Depends. Some considerations:
Hopefully there will be stage lighting. You shouldn't need a flash. If it's a low-budget kind of thing, the stage lights might be crap - but an on-camera hotshoe flash will detract from the overall "feel" of the show unless it's used very, very judiciously. Mort importantly, the flash will detract from the performance for the other audience members. It's EXTREMELY rare that I use flash at any sort of show where there are other audience members.
Watch your shutter speed; don't let it go too slow or you'll get objectionable motion blur. 1/100 is just about the absolute minimum I would use for a performance; if they're energetic then you may need to go higher - 1/160, 1/200, maybe even 1/400 if they're jumping all around.

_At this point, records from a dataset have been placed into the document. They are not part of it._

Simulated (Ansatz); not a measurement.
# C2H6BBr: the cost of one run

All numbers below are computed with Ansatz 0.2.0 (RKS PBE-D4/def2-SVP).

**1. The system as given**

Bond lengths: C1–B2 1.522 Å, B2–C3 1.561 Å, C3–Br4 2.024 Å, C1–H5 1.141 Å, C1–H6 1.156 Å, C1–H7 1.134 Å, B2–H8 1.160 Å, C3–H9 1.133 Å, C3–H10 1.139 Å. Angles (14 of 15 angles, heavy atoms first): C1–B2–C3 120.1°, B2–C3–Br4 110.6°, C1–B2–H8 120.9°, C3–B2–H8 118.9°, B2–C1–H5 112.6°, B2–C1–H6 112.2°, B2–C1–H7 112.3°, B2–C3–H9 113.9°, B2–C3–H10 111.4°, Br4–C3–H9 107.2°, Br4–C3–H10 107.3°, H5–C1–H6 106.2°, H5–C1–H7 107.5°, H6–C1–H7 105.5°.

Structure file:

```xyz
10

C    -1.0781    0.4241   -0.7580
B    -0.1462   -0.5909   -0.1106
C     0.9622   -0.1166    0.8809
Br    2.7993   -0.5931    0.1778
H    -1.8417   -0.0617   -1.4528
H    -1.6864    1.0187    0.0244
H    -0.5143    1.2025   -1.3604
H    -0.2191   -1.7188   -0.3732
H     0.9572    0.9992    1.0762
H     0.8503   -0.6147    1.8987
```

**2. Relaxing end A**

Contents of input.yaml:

The 5D3 should focus pretty reliably, so you can get away with a relatively wide aperture. I usually use my 70-200 f/4L wide open, and it's VERY rare for me to lose a shot due to missed focus. Sometimes I use one-shot, sometimes I use AI servo - depends on the performance and my mood. Depends on how confident you are with your gear and your lenses.
Don't be afraid to crank up the ISO in order to get a proper exposure. The 5D3 can handle it, especially with some basic use of noise reduction in post. Here's an example of what can be done with the 5D3 at ISO 12800:
Careful with your metering modes if you're using any of the automatic modes. If it's a spotlight-illuminated singer against a black background, many of the metering modes will let the singer blow out in order to average out the overall exposure. Even at moderate ISO, blown-out skin is hard to recover. At high ISO, blown-out skin is impossible to recover. Let the background fade to clipped black if you must, but DON'T let the skin blow out. Don't be afraid to turn on the blinkies and chimp, to make sure you're not clipping anything important.
As far as what lens to use? Depends on your style, your location, and the nature of the show. If you have free run of the place and can get up close to the stage, you have more flexibility in lens/FL choice. My style doesn't lend itself well to up-close shots with a wide-angle, though some people can pull it off with great results. I prefer to stand back a little bit and use the 70-200 to get closeups of faces and expressions. Mix in a few shots with a wide-angle to take in the whole venue, but don't stick to the wide-angle the whole time.
Caveat: If lighting is at a premium, you might have to put on the 35mm f/1.4, open it all the way up, and just do the best you can with what you got. A few weeks I shot a show in a little bar, where the only front lighting was from a jukebox on the other side of the room, and some back lighting from a couple track lights at the rear of the stage. I was at 1/125, f/1.4, and ISO25600 for most of the show.